This traditional notion is exhibited in Duncan who still clings to his European notions of knighthood and chivalry—throughout the novel seeming to battle against the transformational power of the wilderness.  In fact, Duncan dreams, in Chapter 13 “that he [is] a knight of ancient chivalry, holding his midnight vigils before the tent of a recaptured princess, whose favour he [does] not despair of gaining, by such a proof of devotion and watchfulness” (Cooper 129).  However, in the self-reliant world of the frontier, a woman like Cora does not, necessarily, need a chivalrous male—a “Duncan”—to protect her.  Contrast Alice who needs constant attention—because she is unable to adapt to the rough, harsh world of the wilderness.  Signe O. Wegener points to this disparity between Alice and Cora in her book James Fenimore Cooper versus the Cult of Domesticity: Progressive Themes of Femininity and Family in the Novels, stating “At one point, [Alice] clings to the young officer’s arm ‘with the dependence of an infant’; Cora, in the same scene, finds [Duncan] ‘can be of no further service’ to them (80)” (154).  She (Cora)  can, quite possibly, survive by her wits alone and by sheer force of will.  In other words, the chivalric system of old is endangered by the power of the frontier to affect women wherein their fundamental natures are transformed by the overwhelming call to adapt or perish.  Therefore, it follows that Cora becomes a threat to the established social system and a “pioneer” redefining women’s roles in emerging American society. 

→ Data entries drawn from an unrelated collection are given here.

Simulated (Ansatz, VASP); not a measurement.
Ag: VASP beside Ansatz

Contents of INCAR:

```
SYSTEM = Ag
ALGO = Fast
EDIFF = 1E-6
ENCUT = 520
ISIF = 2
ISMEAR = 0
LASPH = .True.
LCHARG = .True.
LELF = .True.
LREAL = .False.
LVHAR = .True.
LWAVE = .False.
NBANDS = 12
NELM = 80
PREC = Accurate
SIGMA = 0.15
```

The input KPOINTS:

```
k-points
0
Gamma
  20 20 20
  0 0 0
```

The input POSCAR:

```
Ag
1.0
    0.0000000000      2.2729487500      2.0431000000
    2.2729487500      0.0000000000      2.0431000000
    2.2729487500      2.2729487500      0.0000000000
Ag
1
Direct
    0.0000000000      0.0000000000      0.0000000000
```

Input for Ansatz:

            Still, the ultimate disturbance to women’s roles in early American society—posed by the frontier—is yet to come.  There is still a means to further expose women to the absolute, raw power of the wilderness.  How is this accomplished?  They are living in the wilderness—or colonies established therein—and experiencing the hardships of life on the frontier.  How can they experience the transforming power of the wilderness in a more direct fashion?  Through the experience of captivity by Native Americans.  Both in the novel and in real-life, no where is social tradition more threatened than when a woman is directly exposed to the pure energy of the wilderness—manifested in its agents—the Indians.  Ironically, through their captivity women are presented with the most frightening (in social terms) and wonderful gift of all—liberation.  Through real life examples and instances from The Last of the Mohicans it is possible to see the upsetting situation captivity presents for women’s roles in emerging American society.  In her account of the ordeal she endured, Mary Rowlandson, in her story “Narrative of the Captivity of Mrs. Mary Rowlandson”, recounts grisly sites of violence and horror with remarkable aplomb.  She notes that “As we went along I saw an English-man stript naked, and lying dead upon the ground, but knew not who it was.  Then we came to another Indian Town, where we stayed all night” (Rowlandson 149).  In another part of her tale, she relates the story of a person stripped naked, with a massive head wound, yet still crawling on the ground—with the same “matter-of-fact tone” as she remembers the “English-man” (Rowlandson 120, 149).  Meanwhile, in Cora’s captivity, note that “no apprehension on her own account could prevent the noble-minded maiden from keeping her eyes fastened on the pale and anxious features of the trembling Alice” (Cooper 295).  Cora shows her greatest resolve when she refuses to march any farther with Magua.  She not only exhibits strength, but the ultimate state of wily abandon and pioneer ingenuity—she knows Magua must make a difficult choice—he desperately wants her but he must fight against his savage nature that seeks to destroy her.  The key in this scene is that she speaks in a “confiding” voice—a voice of trust:

   “I will go no further”, cried Cora, stopping unexpectedly on a ledge of rocks, that overhung a deep precipice, at no great distance from the summit of the mountain. “Kill me if thou wilt, detestable Huron, I will go no farther!”. . .

   “Woman,” he said, “choose the wigwam or the knife of le subtil!”

   Cora regarded him not; but dropping on her knees, she raised her eyes and stretched her arms towards Heaven, saying in a meek and yet confiding voice—

   “I am thine! Do with me as thou seest best!” (Cooper 336,337)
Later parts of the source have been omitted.